With British citizens voting on whether to "Leave" or "Remain" in the European Union in the coming days, Harry Potter author J.K. Rowling and electronic music pioneer Brian Eno are among those who have penned arguments against the "Brexit."
"As this country has entered what will come to be seen as one of the most divisive and bitter political campaigns ever waged within its borders, I've thought a lot about the rules for creating villains," Rowling wrote on her website. "We are being asked whether we wish to remain part of the European Union and both sides of this campaign have been telling us stories."
In her 1,700-word essay on the EU Referendum, Rowling examined the "villains" in both the "Remainers" and the "Leavers." Rowling, who has condemned Donald Trump in the past, likened the "Leave" movement to the presumptive Republican presidential candidate's platform.

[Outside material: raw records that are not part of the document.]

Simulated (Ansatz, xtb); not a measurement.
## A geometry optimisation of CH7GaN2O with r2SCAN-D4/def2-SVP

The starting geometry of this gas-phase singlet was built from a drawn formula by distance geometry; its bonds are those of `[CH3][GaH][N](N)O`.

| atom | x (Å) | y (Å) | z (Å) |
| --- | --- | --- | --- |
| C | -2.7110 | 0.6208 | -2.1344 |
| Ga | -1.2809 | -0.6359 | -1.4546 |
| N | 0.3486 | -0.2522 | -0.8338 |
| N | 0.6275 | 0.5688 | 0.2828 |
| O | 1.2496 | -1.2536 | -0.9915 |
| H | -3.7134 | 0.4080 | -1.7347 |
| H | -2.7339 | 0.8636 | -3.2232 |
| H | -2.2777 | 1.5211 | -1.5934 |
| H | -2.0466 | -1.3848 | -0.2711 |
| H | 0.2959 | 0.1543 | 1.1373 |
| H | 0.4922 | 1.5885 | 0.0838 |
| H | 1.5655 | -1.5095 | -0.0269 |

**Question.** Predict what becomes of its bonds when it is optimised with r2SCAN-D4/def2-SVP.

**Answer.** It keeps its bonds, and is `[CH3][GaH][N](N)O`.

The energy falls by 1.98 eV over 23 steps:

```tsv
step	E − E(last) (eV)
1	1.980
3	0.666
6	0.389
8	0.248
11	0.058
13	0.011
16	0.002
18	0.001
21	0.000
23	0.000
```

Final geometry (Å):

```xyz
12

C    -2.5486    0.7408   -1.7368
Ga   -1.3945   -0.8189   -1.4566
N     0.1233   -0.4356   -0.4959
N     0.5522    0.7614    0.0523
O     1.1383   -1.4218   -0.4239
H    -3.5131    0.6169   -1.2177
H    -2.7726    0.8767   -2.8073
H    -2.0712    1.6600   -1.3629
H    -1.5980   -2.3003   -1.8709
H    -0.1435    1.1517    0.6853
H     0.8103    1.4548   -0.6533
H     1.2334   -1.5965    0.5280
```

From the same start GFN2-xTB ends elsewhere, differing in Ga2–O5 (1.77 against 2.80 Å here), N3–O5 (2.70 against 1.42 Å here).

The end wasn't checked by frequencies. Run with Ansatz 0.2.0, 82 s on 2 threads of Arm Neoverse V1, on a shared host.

"Look towards the Republican Party in America and shudder. 'Make America Great Again!' cries a man who is fascist in all but name," Rowling wrote. "His stubby fingers are currently within horrifyingly close reach of America's nuclear codes. He achieved this pre-eminence by proposing crude, unworkable solutions to complex threats. Terrorism? 'Ban all Muslims!' Immigration? 'Build a wall!' He has the temperament of an unstable nightclub bouncer, jeers at violence when it breaks out at his rallies and wears his disdain for women and minorities with pride. God help America. God help us all."
Rowling also noted, "Donald Trump supports the break up of the EU."
"It is dishonourable to suggest, as many have, that Leavers are all racists and bigots: they aren't and it is shameful to suggest that they are," Rowling wrote. "Nevertheless, it is equally nonsensical to pretend that racists and bigots aren't flocking to the 'Leave' cause, or that they aren't, in some instances, directing it."
Eno was similarly critical of the movement to "Leave" and the "very wealthy people anxious to get out of the EU" in a Facebook post Saturday.
"Is it because many of the constraints on how badly you're allowed to treat workers have been put in place by the EU," Eno asked of the motives behind a Brexit. "Is it because the EU has insisted on environmental legislation which hampers the freedom-to-pollute of corporations and governments? Is it because the EU has established an international criminal court where all those people to whom we sell weapons might be called to account? Is it because the EU has tried to come up with some sort of humane response to immigration other than barbed wire and Trumpian walls? I have a lot of misgivings about the way the EU is run, but they don't make me want to ditch the whole idea."
While Eno admitted that the EU as it stands now is imperfect, he's hopeful that a close brush with leaving will energize the alliance to work towards its initial vision. "The only good outcome of this referendum is that it might remind us what the original mission of the EU was, and might motivate us to actually make it happen," Eno wrote.
On Sunday, John Oliver focused on why a British departure from the EU would be a bad decision on Last Week Tonight.
However, not every British celebrity will vote to "Remain": On Twitter, Monty Python actor John Cleese revealed that he's voting to "Leave" the EU. "If I thought there was any chance of major reform in the EU, I'd vote to stay in. But there isn't. Sad," the actor tweeted June 11th.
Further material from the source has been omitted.